1. It’s worth bothering to find ways of enabling trade, because economies that do it well tend to be wealthy. Alongside Singapore and Hong Kong, both successful trading hubs, the other economies in the top 10 in our Enabling Trade Index are all in the European Union. From the chart below, we see a strong correlation between GDP per capita and our Enabling Trade Index, regardless of the level of income or the region (some of the outliers can be explained by the fact that commodity-dependent economies tend to do less well on average and this is also covered in the report).

2. It would be a mistake to assume that the current antipathy felt towards trade in Europe and the United States is uniformly spread across the world. In developing and emerging economies, there is a huge demand to become better integrated into the global economy. The graph below illustrates how much of the global population live in countries relatively closed off from international trade, which affects their access to foreign goods and, of course, their ability to move up the value chain by exporting to richer countries.

It’s a fact that many of the world’s most populous countries are also among the worst when it comes to enabling trade – only China out of the 10 most populous countries falls in the top half of the index’s ranking this year. This may be partly explained by the fact that these countries have larger domestic markets that make trade less important; nevertheless their potential for greater growth would be enhanced through better access and openness to foreign markets.

3. When it comes to countries’ openness to imports, it would be lazy to suggest that all advanced economies are more open than developing or emerging ones. On the contrary, the below table shows some glaring exceptions to this rule. Each tile is weighted according to GDP by purchasing power parity, and we see market access conditions in some major global economies – the US, the United Kingdom and even the Netherlands – undermined by complex tariff structures. Emerging and developing markets have their champions too: Chile, Mexico and the Philippines all punch above their weight when it comes to opening up their domestic markets.

4. The global trade landscape is shifting east. The table above, which plots the progress of individual regions (or sub-regions) between 2014 and 2016 across all seven pillars of our index, gives you a good view of where the most – and least – progress is being made. Ongoing integration in ASEAN sees the bloc making more progress than any other region in terms of domestic market access. Improvements to the efficiency of border administration – long viewed as an easy win when it comes to the potential to help traders for very little financial or political outlay – is not at nearly fast enough, however. Perhaps inevitably, the only area of trade facilitation that has seen improvements in every region is information technology. But as digital infrastructure rises, others fall: transport infrastructure and services have deteriorated worryingly over the past two years.

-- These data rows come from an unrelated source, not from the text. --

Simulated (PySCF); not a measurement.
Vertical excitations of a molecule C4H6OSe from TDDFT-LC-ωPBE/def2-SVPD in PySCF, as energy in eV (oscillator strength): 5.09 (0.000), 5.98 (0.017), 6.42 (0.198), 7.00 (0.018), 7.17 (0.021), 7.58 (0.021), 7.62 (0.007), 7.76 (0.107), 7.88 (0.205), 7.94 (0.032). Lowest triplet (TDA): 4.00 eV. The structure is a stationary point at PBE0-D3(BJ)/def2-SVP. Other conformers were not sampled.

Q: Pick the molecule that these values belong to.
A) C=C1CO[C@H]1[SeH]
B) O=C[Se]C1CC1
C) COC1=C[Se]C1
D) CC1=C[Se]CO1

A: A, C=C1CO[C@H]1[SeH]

5. Money is no measure of success. While it’s true that the more advanced economies tend to rank higher in this year’s Enabling Trade Index – and benefit most from trade, when it comes to openness – this is not the case for all categories of success. Among the most “generous” countries (i.e. those for whom the discrepancy between tariffs-applied-to-imports and tariffs-paid-for-export is the greatest) include some emerging markets, too. While the top three economies in the below table might not come as any surprise, the fact that Mauritius and Georgia score higher than the EU, frankly, does.

6. Administration can lead the way in helping traders and small enterprises grow their businesses without the need for complex trade treaties. Focusing on three individual case studies in Africa, the report highlights how opaque, expensive and unreliable current processes can be. This is despite the fact that some countries in Africa – Botswana, Rwanda, South Africa and Kenya – are powering ahead. (Interestingly, many of these trade champions are in the south and east of the continent, where integration has been moving more rapidly). Other charts in the report that map customs transparency, bribery and red tape are equally dismal.

One final takeaway from the report is that inclusive growth strategies are vital when it comes to mediating the harshest effects of trade. These must include education and training, and great effort to ensure that gainful employment is created in those circumstances where large-scale job displacement occurs. This is because, even if world trade does get smaller and global value chains shrink, any industry that becomes re-shored will not bring as many jobs home with it as the number it left behind initially.